ESPN.com - MLB Playoffs 2001 - Frozen Moment: Soriano does it all

Monday, October 29
Updated: November 2, 5:58 AM ET
 
Frozen Moment: Soriano does it all

By David Schoenfield
ESPN.com

NEW YORK -- This is an entire team of Mr. Octobers and Mr. Novembers and Mr. Can-You-Believe-Its and Mr. Amazings.

Alfonso Soriano
Alfonso Soriano's game-winning hit was set up by his game-saving defensive play an inning earlier.

Maybe you saw it on television. Maybe you heard it on the radio while working the late-night shift. Maybe your son or daughter off at college phoned after the bottom of the ninth inning and asked if you were watching this baseball game being played in the House That Ruth Built, the stadium where more championships have been won and more dreams of glory created than any sports arena in the country.

But if you were actually there? How to describe Game 5 of this World Series, a night after the dramatic events of Game 4?

Put it this way: Even after Scott Brosius tied the game 2-2 with his ninth-inning, two-run, two-out homer, the Arizona Diamondbacks actually had a glimmer of hope to win. They loaded the bases with one out in the 11th inning. The invincible Mariano Rivera appeared in danger of giving up the go-ahead run.

Cue up Alfonso Soriano to rescue the Sandman.

Reggie Sanders, who had struck out his first three times up and then grounded into a fielder's choice in his fourth at-bat, stepped to the plate. Arizona manager Bob Brenly left David Dellucci on the bench, a good left-handed hitter and also a better contact hitter than the strikeout-prone Sanders.

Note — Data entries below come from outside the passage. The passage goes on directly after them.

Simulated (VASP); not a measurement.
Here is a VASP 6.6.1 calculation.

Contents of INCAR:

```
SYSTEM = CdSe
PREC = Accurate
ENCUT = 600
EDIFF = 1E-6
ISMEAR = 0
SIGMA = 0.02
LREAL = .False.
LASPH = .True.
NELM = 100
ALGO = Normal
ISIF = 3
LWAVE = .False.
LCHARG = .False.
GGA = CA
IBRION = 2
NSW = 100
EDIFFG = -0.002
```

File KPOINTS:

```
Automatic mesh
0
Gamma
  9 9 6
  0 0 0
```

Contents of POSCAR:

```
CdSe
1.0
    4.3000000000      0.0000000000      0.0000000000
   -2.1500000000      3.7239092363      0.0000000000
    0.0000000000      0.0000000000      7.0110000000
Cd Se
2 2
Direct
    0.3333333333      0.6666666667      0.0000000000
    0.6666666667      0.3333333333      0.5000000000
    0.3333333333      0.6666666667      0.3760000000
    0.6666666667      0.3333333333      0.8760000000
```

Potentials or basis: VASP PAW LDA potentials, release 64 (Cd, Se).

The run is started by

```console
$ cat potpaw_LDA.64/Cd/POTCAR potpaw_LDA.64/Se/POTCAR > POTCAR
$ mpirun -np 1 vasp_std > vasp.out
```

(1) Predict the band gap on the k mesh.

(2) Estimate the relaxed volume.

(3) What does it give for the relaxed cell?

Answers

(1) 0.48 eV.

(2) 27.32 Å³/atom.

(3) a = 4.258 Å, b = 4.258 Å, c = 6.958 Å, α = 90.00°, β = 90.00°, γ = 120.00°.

And when Rivera blew a 94-mph fastball past Sanders and then fired a nasty 93-mph cutter through Sanders' bat, it appeared Joe Torre's strategy to intentionally walk Steve Finley to load the bases would pay off. Rivera would pump up another of his famous cut fastballs and escape the jam.

The two-strike pitch was another cutter -- hey, it's the only pitch Rivera throws. Sanders hit it solid, a liner up the middle. He didn't drill it, got it a little too much at the end of the bat, but it appeared to be going into center field. Danny Bautista would score from third base, Erubiel Durazo would have a chance to score from second base. It would be 4-2 and there would still be two runners on base. The Sandman would not sleep this night.

But there was Soriano, diving to his right after four cat-quick steps. He laid out as far and as long as his skinny frame would take him. The ball was his. How?

Well, for starters Torre didn't bring his infield in to cut the run off at the plate. Some managers might, but Rivera's cutter makes him an extremely good groundball pitcher. He had 113 groundball outs this season, 55 flyball outs -- the best groundball ratio of his career. So Torre had the middle infielders playing bunched to the middle at double-play depth.

And that's why Soriano was in position to make this freeze-frame of a catch, the third straight night with a spectacular defensive play from the Yankees that saved a run, helped save the game, helped keep this magic going.

Oh, Rivera had to get another out. Mark Grace grounded out to third base on an 0-2 pitch and you knew. The game was still tied, but if you were here, you knew. It was over.

It didn't happen immediately. It took another inning, until the bottom of the 12th.

Albie Lopez, a pitcher who lost 19 games between two teams this season, was pitching for the Diamondbacks. You expected what was about to happen.

Chuck Knoblauch lined the first pitch he saw from Lopez softly into center for a single, his first hit of the World Series. Brosius fouled off his first bunt attempt and then put a nice bunt down the first-base line to get Knoblauch to second.

Up next? Alfonso Soriano, of course. As if the diving catch wasn't enough for the rookie second baseman on this night, he played the hero again with the game-winning hit. After taking a pitch in the dirt and a fastball up in the zone, he fouled off a pitch and then lined a single into right field. The ball tailed just enough away from Sanders -- two extra steps -- to make his throw home just a little more difficult. It was a good throw, but hit a divot a few feet in front of catcher Rod Barajas, skiped high and Knoblauch slid home with the winning run.

Yankees 3, Diamondbacks 2.

Cue up the sound system. Sinatra was singing again.